Hype will not decide in November. Voters who care about the 2024 election will.
As I have written about previously, we are in the process of an election that is closer than it should be. For most of us who have been paying attention, it seems clear one of the major candidates is disqualified but still seen as a viable contender. Here how the media is currently covering the campaign based on the scales model above.
Yet, you read polls that come out and the responses can make you confused and angry.
For the last spot, I made a meme to show the lunacy of this thought pattern.
Plus we get some honest feedback about why the polling looks they way it does.
From Politico, to my surprise, GOP strategists admit Trump is weaker than he appears.

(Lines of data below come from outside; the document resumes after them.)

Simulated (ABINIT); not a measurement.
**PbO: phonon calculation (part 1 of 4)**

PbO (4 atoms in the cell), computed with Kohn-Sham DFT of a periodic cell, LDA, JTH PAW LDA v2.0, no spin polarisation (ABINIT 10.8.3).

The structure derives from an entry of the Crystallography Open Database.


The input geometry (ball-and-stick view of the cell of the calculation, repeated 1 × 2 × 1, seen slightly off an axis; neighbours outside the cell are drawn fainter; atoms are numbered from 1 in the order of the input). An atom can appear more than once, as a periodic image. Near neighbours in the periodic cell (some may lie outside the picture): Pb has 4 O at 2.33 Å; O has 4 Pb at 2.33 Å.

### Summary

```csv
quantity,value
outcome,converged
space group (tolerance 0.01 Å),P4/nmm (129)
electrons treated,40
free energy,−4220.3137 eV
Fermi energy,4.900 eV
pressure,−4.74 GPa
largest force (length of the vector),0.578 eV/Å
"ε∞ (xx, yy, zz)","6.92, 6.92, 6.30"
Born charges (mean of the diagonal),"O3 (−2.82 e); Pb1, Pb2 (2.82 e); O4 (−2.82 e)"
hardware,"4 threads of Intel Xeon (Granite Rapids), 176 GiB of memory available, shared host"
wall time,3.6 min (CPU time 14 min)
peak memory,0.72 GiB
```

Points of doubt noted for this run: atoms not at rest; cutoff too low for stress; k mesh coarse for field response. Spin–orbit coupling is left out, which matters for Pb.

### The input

Trump may be raking in donations. But across the country, the mood of Republicans has dimmed, according to nearly a dozen Republican operatives, county chairs and current and former GOP officials. It comes amid ongoing concerns about the effect of abortion on Republican candidates. And it follows defections from Trump in the primaries and, most recently, polling that has found Trump’s conviction in his New York hush-money trial hurting him with independents.
As we prepare for a debate tonight which will probably change no minds and both sides will declare victory, it is worth asking if the Biden campaign is doing something wrong. How can the polls be this close when he should be winning by 20 points? For one thing (as shown by my scale above) right wing media has successfully made Biden's age a major focus of the race.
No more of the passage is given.